Time is now for Still Having Fun
Still Having Fun was by himself at the end of the Frank Whiteley, Jr. Stakes. Photo by Laurie Asseo.
by Frank Vespe
“If there’s a time to try him up there, it’s now,” says Laurel Park-based trainer Tim Keefe.
“Him” is his talented three-year-old trainee Still Having Fun. “Up there” is Belmont Park, and “now” is going to be Saturday, when Keefe sends the Maryland-bred son of Old Fashioned postward in the Grade 2, $400,000 Woody Stephens Stakes. Still Having Fun is 15-1 on the morning line.
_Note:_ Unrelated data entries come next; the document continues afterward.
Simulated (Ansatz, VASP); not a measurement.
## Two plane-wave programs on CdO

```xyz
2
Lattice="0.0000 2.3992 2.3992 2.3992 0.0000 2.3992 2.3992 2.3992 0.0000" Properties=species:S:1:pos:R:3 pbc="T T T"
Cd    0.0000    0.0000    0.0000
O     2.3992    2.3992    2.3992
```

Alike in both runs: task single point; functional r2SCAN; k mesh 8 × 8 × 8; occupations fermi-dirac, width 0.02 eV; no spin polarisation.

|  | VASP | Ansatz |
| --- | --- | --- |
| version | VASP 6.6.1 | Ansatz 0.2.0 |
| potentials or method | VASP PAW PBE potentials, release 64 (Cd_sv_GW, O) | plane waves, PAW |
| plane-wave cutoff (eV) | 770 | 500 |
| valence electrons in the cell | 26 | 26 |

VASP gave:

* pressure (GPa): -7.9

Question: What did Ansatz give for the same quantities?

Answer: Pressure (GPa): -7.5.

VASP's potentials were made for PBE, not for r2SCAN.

Still Having Fun rallied nicely to be second in his last race, the six-furlong Chick Lang Stakes on the Preakness undercard at Pimlico. While he was beaten six lengths that day, the winner, Mitole, is one of the fastest three-year-olds in the country; in fact, he and Kentucky Derby-Preakness winner Justify are tied for the year’s top Beyer speed figure by a three-year-old (107) and the second-highest three-year-old Beyer, 104.
There’s no question the seven-furlong Stephens it’s a heavy lift for Still Having Fun. It has drawn a wide-open field of 12; the morning line favorite is Kanthaka (3-1), the Jerry Hollendorfer trainee who has won a pair of graded races at the seven-furlong distance.
The good news is that, while this figures to be the toughest top-to-bottom field that Still Having Fun has seen, Mitole won’t be here.
In the Chick Lang, Still Having Fun, off at 9-1 odds, was in eighth place after a half-mile before angling out and making a solid run under jockey Sheldon Russell to be a clear second.
“We were thrilled with the way he ran in the Chick Lang,” said Keefe. “He handled everything fine, the noise, the commotion. He kind of jumped a lot of hurdles and came out of the race great.”
The added furlong of the Woody Stephens figures to benefit Still Having Fun, whose best performance probably came in the Frank Whiteley, Jr. Stakes at the same distance. Notably, Still Having Fun, out of the Dehere mare Casual Kiss, sports a gaudy record of 5-3-2-0 in one-turn races; his only two out-of-the-money finishes came in the 1 1/16 mile Private Terms Stakes and the 1 1/8 mile Federico Tesio. Overall, he has earned $211,703 from seven starts.
Keefe co-bred Still Having Fun, along with Mr. and Mrs. Charles McGinnes. He trained Still Having Fun’s dam, Casual Kiss, for his longtime, now-deceased owner Arnold Heft. Though Casual Kiss never did make the races, Keefe said she showed talent in the mornings.
When it became clear that Casual Kiss was going to retire unraced, the McGinneses, who bred her, offered to take her back as a broodmare. They have named Keefe as co-breeder of her offspring, though he said that when he bought Still Having Fun, “I don’t even think I knew I was co-breeder at the time.”
Keefe bought Still Having Fun for $12,000 for Terp Racing out of the Fasig-Tipton Midlantic fall yearling sale in 2016. He made his debut in November of his two-year-old season, winning easily against waiver-maiden claiming company, after which Terp sold two-thirds of him to Gary Barber and Wachtel Stable. Since then he’s won the Frank Whiteley, Jr. Stakes and the Miracle Wood Stakes and has runner-up efforts in both the Lang and the Maryland Juvenile Futurity.
Still Having Fun shipped to New York Thursday morning following training and will be staying in Bill Mott’s Belmont Park barn. Keefe said, the colt will jog or have an easy gallop — “to stretch his legs” — over Big Sandy’s main track on Friday.
And on Saturday, Keefe will leg up Joel Rosario to head postward in the biggest race of Still Having Fun’s brief career.
“This horse has proven he’s got some talent,” the trainer said. “We want to take every advantage of that.”